Lafiel said:
He said things like: "It is meaningless, unless your tablet also includes sandpaper, so that the user can sand down their fingers to around one quarter of the present size. Apple's done extensive user-testing on touch interfaces over many years, and we really understand this stuff" "The 7-inch tablets are tweeners, too big to compete with a smartphone and too small to compete with an iPad." "7-inch tablets are going to be DOA, dead on arrival. Their manufacturers will learn the painful lesson that their tablets are too small and increase the size next year, thereby abandoning both customers and developers who jumped on the 7-inch bandwagon with an orphan product. Sounds like lots of fun ahead." not insults?

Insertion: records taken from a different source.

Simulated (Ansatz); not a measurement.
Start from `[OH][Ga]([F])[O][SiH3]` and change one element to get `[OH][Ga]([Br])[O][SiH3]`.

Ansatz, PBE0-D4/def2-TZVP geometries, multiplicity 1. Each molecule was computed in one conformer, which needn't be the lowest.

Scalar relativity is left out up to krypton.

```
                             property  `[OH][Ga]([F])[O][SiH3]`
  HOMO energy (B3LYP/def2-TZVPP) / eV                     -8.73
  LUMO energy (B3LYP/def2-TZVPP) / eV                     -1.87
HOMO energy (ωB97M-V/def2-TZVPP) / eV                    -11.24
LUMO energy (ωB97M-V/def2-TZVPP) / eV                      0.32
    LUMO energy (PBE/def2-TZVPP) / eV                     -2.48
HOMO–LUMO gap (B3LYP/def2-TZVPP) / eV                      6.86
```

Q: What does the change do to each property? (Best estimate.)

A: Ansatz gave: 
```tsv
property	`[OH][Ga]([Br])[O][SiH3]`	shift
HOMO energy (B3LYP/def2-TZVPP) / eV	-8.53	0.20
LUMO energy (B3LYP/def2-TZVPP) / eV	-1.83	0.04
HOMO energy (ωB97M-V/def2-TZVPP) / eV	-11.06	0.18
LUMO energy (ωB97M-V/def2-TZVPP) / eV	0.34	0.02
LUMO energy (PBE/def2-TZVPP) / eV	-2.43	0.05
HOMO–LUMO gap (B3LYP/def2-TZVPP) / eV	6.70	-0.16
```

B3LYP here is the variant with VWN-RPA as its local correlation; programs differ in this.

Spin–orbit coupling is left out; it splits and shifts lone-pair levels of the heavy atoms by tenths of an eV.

Personally I'm picking up a 7 or 8'' tablet soon, because 10'' tablets are too big and heavy for me. |
From a user stand point he is right. What he under estimated though is that manufacturers would sell them at a much smaller price point than normal size tablets. The Ipod Touch costs more than the Kindle Fire and the Google Nexus tablets. Price is why a lot of people are purchasing those tablets. Steve Jobs and Apple normally don't follow these market trends because they know that chasing price points does nothing but reduce margins. Tim Cook is meeting in the middle, he is not chasing the price point because the Ipad mini will cost more, but he is making a smaller tablet incase there are people that actually do prefer a smaller tablet and also to possibly pull people to Apple that want the Ipad experience but can't afford $400-$600. The Ipad Mini is expected to retail for $250-$300.
It has also been said that Steve Jobs was internally much more receptive to a smaller Ipad before he died than he initially was with his public statements.